# Demystifying State Management

State management is the probably the hardest aspect of frontend and backend programming, let's demystify it using some techniques from Engineering Control Theory. 29 June 2019

## # Background

Over the years, I've had the privilege of working with many production `react`

+ `redux`

codebases across a number of industries. Most start off simple, but code complexity seemed to grow much faster than feature complexity. Much of this can be attributed to misunderstanding of how state management can/should be done. I hope this article demystifies state management for you.

## # State transition equations

In Control Theory engineering, one pair of equations is often used to describe dynamical systems :

`x[t+1] = Ax[t] + Bu[t]`

y[t ] = Cx[t]

Where it defines: `u[t]`

the input at time `t`

, `x[t]`

the state at time `t`

, `y[t]`

the output at time `t`

, and `A`

, `B`

, and `C`

the relevant transformation functions. Control Theory goes on to explore concepts of controllability and observability , and more, but we won't go that far in this article. Suffice to say, that there is a whole field of study behind this pair of equations.

Let's see what we can learn from it.

## # A classic: the todo app

Consider the classic programming challenge — the todo-app. Its inputs `u[t]`

may be a form input, an XHR response, or a push notification. These inputs may not be in a consistent or desired format, and needs to be normalised before it can be stored as local state `x[t]`

, say an array of todo items. Therefore, the next state `x[t+1]`

is a transformation `A`

of the current state `x[t]`

combined with a transformation `B`

of the input `u[t]`

. Finally, the output `y[t]`

may be one of: pending todos, archived todos, or the next todo. These can be extracted from the state `x[t]`

with transformation `C`

.

## # How would this look like in `redux`

?

`redux`

is the incumbent leader in state management for frontend applications. Its documentation emphasizes *actions* and *reducers* and how it works under the hood. Let's focus on the transformations instead.

The transformation `B`

is most commonly performed with an *action* dispatch. Ie, the return value (except for `type: `ADD_TODO``

) of the following function is effectively `Bu[t]`

, the transformed input.

`function addTodo (payload) {`

return {

type: "ADD_TODO",

todo: parse(payload)

}

}

The transformation `A`

is then performed with a *reducer*, which combines the previous state and already transformed input to return the next state `Ax[t] + Bu[t]`

.

`function reducer (state = [], action) {`

switch (action.type) {

case "ADD_TODO":

return [ ...state, action.todo ]

default:

return state

}

}

Finally, the transformation `C`

is performed with one of many *selectors*, which returns the transformed state `Cx[t]`

. When used with `react-redux`

, this is what goes into `connect()`

higher order component, or the `useSelector()`

hook.

`function pendingTodo (state) {`

return state.filter(todo => !!todo.isPending)

}

function nextTodo (state) {

return state[0]

}

## # Common modelling errors

One very common modelling error is to omit the use of *selectors*, and the output `y[t]`

is exactly the value of the state `x[t]`

. Mathematically, `C = I`

, the identity function.

`x[t+1] = Ax[t] + Bu[t]`

y[t ] = x[t]

Not only does this unnecessarily grow the state, it grows the size of the transformation `A`

. Pending todos, archived todos, or the next todo are duplicated within the state, and can easily get out of sync.
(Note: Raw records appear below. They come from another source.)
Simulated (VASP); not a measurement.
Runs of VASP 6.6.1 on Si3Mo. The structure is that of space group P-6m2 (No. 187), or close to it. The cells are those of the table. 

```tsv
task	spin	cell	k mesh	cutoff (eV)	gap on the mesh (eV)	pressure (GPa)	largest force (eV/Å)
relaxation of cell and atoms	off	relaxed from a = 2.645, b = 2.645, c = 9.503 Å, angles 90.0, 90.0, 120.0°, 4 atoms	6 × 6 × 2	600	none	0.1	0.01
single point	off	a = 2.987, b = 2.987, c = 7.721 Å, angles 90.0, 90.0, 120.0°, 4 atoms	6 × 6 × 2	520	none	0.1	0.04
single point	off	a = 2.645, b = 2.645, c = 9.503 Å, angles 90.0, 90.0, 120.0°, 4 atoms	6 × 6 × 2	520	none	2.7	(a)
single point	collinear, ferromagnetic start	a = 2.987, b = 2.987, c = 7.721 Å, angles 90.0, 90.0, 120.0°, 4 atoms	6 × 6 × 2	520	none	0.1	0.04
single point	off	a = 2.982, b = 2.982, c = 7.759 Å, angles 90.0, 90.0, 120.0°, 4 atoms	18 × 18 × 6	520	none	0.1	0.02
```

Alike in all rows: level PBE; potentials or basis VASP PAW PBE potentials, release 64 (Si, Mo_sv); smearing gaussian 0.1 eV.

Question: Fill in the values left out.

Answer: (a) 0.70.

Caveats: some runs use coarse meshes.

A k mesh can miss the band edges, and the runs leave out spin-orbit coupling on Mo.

Conversely, another common error is to store the input `u[t]`

(usually XHR responses) directly into the state `x[t]`

. Mathematically, `B = I`

, the identity function.

`x[t+1] = Ax[t] + u[t]`

y[t ] = Cx[t]

Doing so increase the complexity of the output transformation `C`

, and overly couples the input and output formats.

## # Much more than shifting transformations

Moving where the transformation happens increases semantic-ness. The bulk of state manipulation should live in `A`

; while `B`

and `C`

are used only to transform the input and output respectively.

The state `x[t]`

directly represents the domain model , and is not confused with input or output representations.

## # What about `mobx`

?

`mobx`

is another popular Javascript state management library. It heavily emphasizes reactivity by introducing concepts such as *observable* variables (proxies under the hood), *actions* to modify them, and *computed* attributes that are reactively updated.

Most `mobx`

practitioners are probably already implementing the state equations without realising it. In the example below, the `@action.bound`

annotated function applies the first line of the state transition equations. Then, the `@computed`

annotated functions apply the second line of the state transition equations.

`import { action, computed, observable } from "mobx"`

class Todo {

@observable todos = []

@action.bound addTodo (payload) {

this.todos.push(parse(payload))

}

@computed get pendingTodo () {

return this.todos.filter(todo => !!todo.isPending)

}

@computed get nextTodo () {

return this.todos[0]

}

}

The relationships are obvious, and very succinctly represented.

## # Not just frontend

Frontend applications is not the only place where these equations could be applied. Here's an example in Ruby on Rails. See if you can spot where the transformations `A`

, `B`

, and `C`

are.

`class TodosController < ApplicationController`

def add # mounted to a POST route

@todo = Todo.new(params.require(:todo))

@todo.save

redirect_to @todo

end

def pending # mounted to a GET route

@todos = Todo.pending

end

def next # mounted to a GET route

@todo = Todo.pending.first

end

end

class Todo < ApplicationRecord

scope :pending, -> { where(pending: true) }

end

## # Removing the state

It is illustrative to consider what happens when the state `x[t]`

is removed. Without state, the input `u[t]`

passes through 3 distinct transformations to become the output `y[t]`

.

`y[t] = CABu[t]`

As an aside, Control Theory calls these systems time-invariant . But again, we're not going that way in this article.

The first transformation `B`

changes the input format into a local format more suitable for processing. Then the second transformation `A`

processes the data. Finally, the third transformation `C`

changes it to the desired output format. Experienced database administrators may recognise this as the Extract-Transform-Load pattern.

## # Summary & Conclusion

All the above should be intuitively obvious. It is nonetheless comforting to know that behind this *software pattern*, is a whole field of engineering study.

Users of `redux`

, unfortunately often miss the opportunity to apply this pattern because of the strong emphasis on *actions* and *reducers*, without a corresponding emphasis on *selectors*. `mobx`

users, however more instinctly see the relationships from input, to state, to output transformations. Even *Ruby on Rails*, or other backend MVC framework developers are accustomed to the pattern, because MVC encourages this flow.

Finally, how the state `x[t]`

is stored greatly affects how complex the application will become. While it is tempting to use the same format as the input `u[t]`

, or the output `y[t]`

; it is usually far more meaningful to store it in the corresponding domain model.